How Do You Calculate Tractive Force for Accelerating a Car?

[Tom.G]

I think it was Sir Isaac Newton that stated something like this:
"A body at rest tends to stay at rest."
"A body in motion tends to stay in motion."

Since the body you are talking about is a car that is trying to accelerate, its tendency (inertia) is tending to keep it at rest.

I know, we usually use the word "inertia" in the case of something that is moving tends to keep moving; but it works both ways!

So for a FBD, the arrow for Inertia points toward where the object (car) would be if no force were applied to it.

Hope this helps!

Cheers,
Tom

 

[Gixer1127]

I think it was Sir Isaac Newton that stated something like this:
"A body at rest tends to stay at rest."
"A body in motion tends to stay in motion."

Since the body you are talking about is a car that is trying to accelerate, its tendency (inertia) is tending to keep it at rest.

I know, we usually use the word "inertia" in the case of something that is moving tends to keep moving; but it works both ways!

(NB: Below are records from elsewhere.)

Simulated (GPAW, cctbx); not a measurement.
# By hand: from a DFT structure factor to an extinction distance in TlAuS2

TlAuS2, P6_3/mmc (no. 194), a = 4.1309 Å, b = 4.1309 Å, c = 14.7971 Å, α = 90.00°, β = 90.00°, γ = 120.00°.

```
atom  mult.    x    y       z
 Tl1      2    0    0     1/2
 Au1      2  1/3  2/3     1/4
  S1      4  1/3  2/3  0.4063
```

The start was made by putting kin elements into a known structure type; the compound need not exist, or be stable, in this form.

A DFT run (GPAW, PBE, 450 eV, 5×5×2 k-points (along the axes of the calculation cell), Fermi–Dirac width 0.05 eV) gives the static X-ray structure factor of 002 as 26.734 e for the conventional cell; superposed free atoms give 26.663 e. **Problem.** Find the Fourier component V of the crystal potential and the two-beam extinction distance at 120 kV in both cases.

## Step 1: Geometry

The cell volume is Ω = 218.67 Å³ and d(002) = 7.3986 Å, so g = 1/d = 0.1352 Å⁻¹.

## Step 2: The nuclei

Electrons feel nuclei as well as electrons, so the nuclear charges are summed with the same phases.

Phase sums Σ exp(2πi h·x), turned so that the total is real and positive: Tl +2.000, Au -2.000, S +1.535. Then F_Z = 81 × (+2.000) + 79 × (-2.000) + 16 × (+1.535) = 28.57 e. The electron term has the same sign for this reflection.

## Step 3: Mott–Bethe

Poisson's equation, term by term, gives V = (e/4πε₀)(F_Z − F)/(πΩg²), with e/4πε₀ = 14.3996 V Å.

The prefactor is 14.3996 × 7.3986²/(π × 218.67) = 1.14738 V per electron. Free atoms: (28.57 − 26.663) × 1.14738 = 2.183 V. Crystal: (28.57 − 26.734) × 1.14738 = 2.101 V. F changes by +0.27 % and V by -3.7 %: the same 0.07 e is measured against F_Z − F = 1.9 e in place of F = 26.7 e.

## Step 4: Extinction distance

So for a FBD, the arrow for Inertia points toward where the object (car) would be if no force were applied to it.

Hope this helps!

Cheers,
Tom

Thanks Tom. Yup, that's what I'm trying to get my head around. I'll get there in the end and have almost completed this particular assessment with the help of the folks on here. Very much obliged to all.

 

[Gixer1127]

Hey folks. I've just had this come back as wrong from my tutor. He's saying the decimal point in (a) is in the wrong place. This in turn leads onto an incorrect answer for (b) and (c) Any pointers on where I've gone wrong?

 

[Gixer1127]

View attachment 325369View attachment 325369
Hey folks. I've just had this come back as wrong from my tutor. He's saying the decimal point in (a) is in the wrong place. This in turn leads onto an incorrect answer for (b) and (c) Any pointers on where I've gone wrong?

It's OK, I've seen the error of my ways

 

[Lnewqban]

... Hey folks. I've just had this come back as wrong from my tutor. He's saying the decimal point in (a) is in the wrong place. This in turn leads onto an incorrect answer for (b) and (c) Any pointers on where I've gone wrong?

In your calculations, avoid using mm for length, area or volume.
Before you start plugging numbers into equations, transfer all given data to the International System of Units:

https://en.wikipedia.org/wiki/International_System_of_Units

In your case, make those 16 mm of diameter 16/1000 meters first.
One good clue about your error in a) answer was the result of a fraction of 1 mm² as the cross-section area of a circle of 16 mm diameter: impossible.

Another clue on b) and d) answers: Pascals are N/m² rather than N/mm².

 

[Gixer1127]

(b) Tensile strain (ɛ) = σ/E

Modulus of elasticity (E) of the bolt is 160GPa.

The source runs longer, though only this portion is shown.